To: "Barkmeyer, Edward J" <edward.barkmeyer@xxxxxxxx>, "[ontolog-forum]" <ontolog-forum@xxxxxxxxxxxxxxxx>
From: Ron Wheeler <rwheeler@xxxxxxxxxxxxxxxxxxxxx>
Date: Mon, 16 Dec 2013 14:35:28 -0500
Message-id: <52AF5600.2060208@xxxxxxxxxxxxxxxxxxxxx>
On 16/12/2013 1:52 PM, Barkmeyer, Edward J wrote:
> Ron,
>
> What makes you think that all the verbs except 'to be' and 'to have' "got 
>simplified"?
> Many of the older verbs in all languages still retain "irregular forms".  In 
>English, consider:  Go, went, gone, or lie, lay, lain.  (Go is a favorite, 
>along with carry, do, have, sit, stand, lie, give, and verbs of placing.)  As 
>I recall, the Stanford Parts of Speech dictionary includes about 100 irregular 
>verbs.
I sit, you sit, he sits, we sit, you sit, they sit.
That is what I was referring to.    (01)

My quote "This is countered a bit by the "anything goes" rule for making up the 
plural
forms for common nouns and past tenses for verbs."
relates to what you are discussing.    (02)

> I think linguists generally agree that "irregular forms" are commonly 
>associated with verbs (and, to a lesser extent, nouns) that early speakers 
>(e.g., peasants and traders) actually used.  So, they carry elements of 
>mergers with other words of similar sense and former morphological rules for 
>formation of intent.  The 'simplified rules' were also based on morphological 
>rules of approximately the same time, but only for some verbs.  Because they 
>were simple, those rules were adopted for newly coined verbs when they were 
>ADDED to the language.
>
> In Germanic languages, the past simple of some verbs was formed by adding -d 
>or -t or -te, but in other verbs, it was formed by altering the principal 
>vowel (most of them were on syllable anyway).  In a similar way, in Anglo 
>Saxon, the past participle was usually formed by adding -en, but at some point 
>English speakers stopped distinguishing the past form from the past participle 
>form -- a simplified language practice -- in most cases.  "gone" and "lain"  

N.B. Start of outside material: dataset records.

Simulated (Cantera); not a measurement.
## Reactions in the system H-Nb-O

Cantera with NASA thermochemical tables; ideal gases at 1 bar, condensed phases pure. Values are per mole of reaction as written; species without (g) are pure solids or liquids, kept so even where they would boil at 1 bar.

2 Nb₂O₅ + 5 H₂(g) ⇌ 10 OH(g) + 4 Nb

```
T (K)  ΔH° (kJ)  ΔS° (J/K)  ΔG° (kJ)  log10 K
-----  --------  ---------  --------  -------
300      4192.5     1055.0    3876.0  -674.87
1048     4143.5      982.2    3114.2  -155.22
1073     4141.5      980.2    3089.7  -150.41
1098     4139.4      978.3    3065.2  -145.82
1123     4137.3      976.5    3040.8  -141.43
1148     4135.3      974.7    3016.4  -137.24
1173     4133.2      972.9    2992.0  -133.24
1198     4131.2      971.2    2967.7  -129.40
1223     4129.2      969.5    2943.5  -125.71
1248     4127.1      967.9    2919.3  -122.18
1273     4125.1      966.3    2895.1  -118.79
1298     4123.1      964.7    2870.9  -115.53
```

>and "done" and "given" are holdovers, because everyone used those words.
>
> Languages change over time.  In general, they become more regular and more 
>economical, because there is a larger set of concepts that need to be 
>conveyed, and a larger populace whose utterances need to be comprehensible to 
>each other.  Older languages are simpler than younger languages, and older 
>forms of current languages are more complicated than the current ones.
>
> (Being careful, I ascribe the above to a brief education in linguistics 50 
>years ago, and one or two books I have read since.  Current theory may be 
>different.)
>
> -Ed
>
>
>> -----Original Message-----
>> From: ontolog-forum-bounces@xxxxxxxxxxxxxxxx [mailto:ontolog-forum-
>> bounces@xxxxxxxxxxxxxxxx] On Behalf Of Ron Wheeler
>> Sent: Saturday, December 14, 2013 8:24 AM
>> To: ontolog-forum@xxxxxxxxxxxxxxxx
>> Subject: Re: [ontolog-forum] LInked Data meme revisited
>>
>> A bit off topic but I have always wondered about a couple of odd English
>> language characteristics
>>
>> 1) When and how did it lose genders for nouns?
>>
>> 2) When and how did all the verbs except "to be" and "to have" get
>> simplified?
>> The requirement for an "s" at the end of the verb in the third person 
>singular
>> is another oddity.
>>
>> These are major departures from the root languages.
>>
>> They make the language a lot easier to learn.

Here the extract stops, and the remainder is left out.